Portrait

These days, Johan Simons is not just one of the most important and intriguing theatre directors in the Netherlands, but the whole of Europe as well. At the Hollandia theatre company, where he worked from 1985 on, he continued the course he had pursued earlier in his career, first with the Wespetheater and then with Het Regiotheater, which meant putting on theatre in the provinces – “for people who don’t usually go to the theatre.” Consequently, the group worked in the countryside, performing in disused factories, churches, chicken sheds, farmyards and a football stadium. Reality was incorporated directly into the theatre in a very concrete way. A car dump served as the setting for Aeschylus’s “Prometheus”. “If you don’t know where you come from, you’ll never know the world,” was Simons’s maxim from the beginning.

In 1988, he started to assemble a permanent group of actors that included Elsie de Brauw, Bert Luppes, Betty Schuurman and Jeroen Willems, with whom the director developed the typical Hollandia style: a powerful, physically sensuous narrative theatre with elements of improvisation, always taking its cue from the here and now and the personality of the actor, often making use of musique concrète and non-literary texts, such as speeches, articles and interviews. The percussionist Paul Koek, who codirected many plays with Simons and became the group’s deputy director in 1987, created musical compositions for these productions that had a genuine dramaturgical function, determining the tempo and rhythm of the performances. The group achieved cult status – not just among the rural population, but also among the educated middle classes, who travelled out from urban areas to see Hollandia wherever the group was performing.

During its early years, the focus of the company’s repertoire lay primarily on Greek tragedies, plays about rural themes and peasant dramas (including pieces by Georg Büchner, Frank Wedekind, Herbert Achternbusch and Franz Xaver Kroetz), but in the mid-1990s Simons turned increasingly to social and political subject matter centred around the human as a social being capable of action. The result of this reorientation was a whole cycle on the “Morality of Power”, the centrepiece of which was the production for which Hollandia is probably most famous: “The Fall of the Gods”, a free adaptation of Luchino Visconti’s film “The Damned”. Set during the National Socialist period, it tells the story of a clan of German industrialists based on the Krupp family.

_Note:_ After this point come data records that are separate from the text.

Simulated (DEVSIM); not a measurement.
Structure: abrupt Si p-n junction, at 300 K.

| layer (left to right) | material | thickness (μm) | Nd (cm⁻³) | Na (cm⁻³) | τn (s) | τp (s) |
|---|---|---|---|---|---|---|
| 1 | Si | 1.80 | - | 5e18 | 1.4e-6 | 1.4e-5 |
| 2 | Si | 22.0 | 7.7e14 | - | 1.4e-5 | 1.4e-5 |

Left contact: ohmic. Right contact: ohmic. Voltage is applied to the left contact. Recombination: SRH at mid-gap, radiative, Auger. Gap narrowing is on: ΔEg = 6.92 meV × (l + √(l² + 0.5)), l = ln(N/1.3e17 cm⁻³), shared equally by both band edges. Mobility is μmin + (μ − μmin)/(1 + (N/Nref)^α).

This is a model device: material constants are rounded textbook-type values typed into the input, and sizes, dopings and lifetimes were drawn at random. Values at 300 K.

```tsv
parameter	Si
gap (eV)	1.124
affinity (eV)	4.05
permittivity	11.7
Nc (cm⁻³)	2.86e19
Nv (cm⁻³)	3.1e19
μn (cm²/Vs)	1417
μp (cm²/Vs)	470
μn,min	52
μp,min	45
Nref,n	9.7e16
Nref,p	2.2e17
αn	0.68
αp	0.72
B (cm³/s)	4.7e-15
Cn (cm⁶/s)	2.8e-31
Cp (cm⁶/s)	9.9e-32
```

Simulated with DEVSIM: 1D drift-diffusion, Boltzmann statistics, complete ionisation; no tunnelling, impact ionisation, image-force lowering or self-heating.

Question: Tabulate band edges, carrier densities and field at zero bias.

As dark as it is perceptive, this production, which has been feted at numerous international festivals, is a meditation on opportunism, corruption, the craving for power, sexual desire and profit maximisation. A German stage version was welcomed as a guest production at the Salzburg Festival in 2001 and the RuhrTriennale in 2002, while a French version was performed at the Festival d´Avignon in 2004. As in Visconti’s film, there are references to “Macbeth”, “Oedipus Rex”, Dostoyevsky’s “The Devils”, Thomas Mann’s “Buddenbrooks” and Richard Wagner’s “Twilight of the Gods”, as well as ironic shifts of perspective and critical analyses of social relations. Each of the Hollandia actors tackles several roles in the production: for example, the famous Jeroen Willems not only plays the old Baron von Essenbeck, but also his amoral grandson Martin and, of the middle generation, the ambitious manager Bruckmann: a bravura feat of acting.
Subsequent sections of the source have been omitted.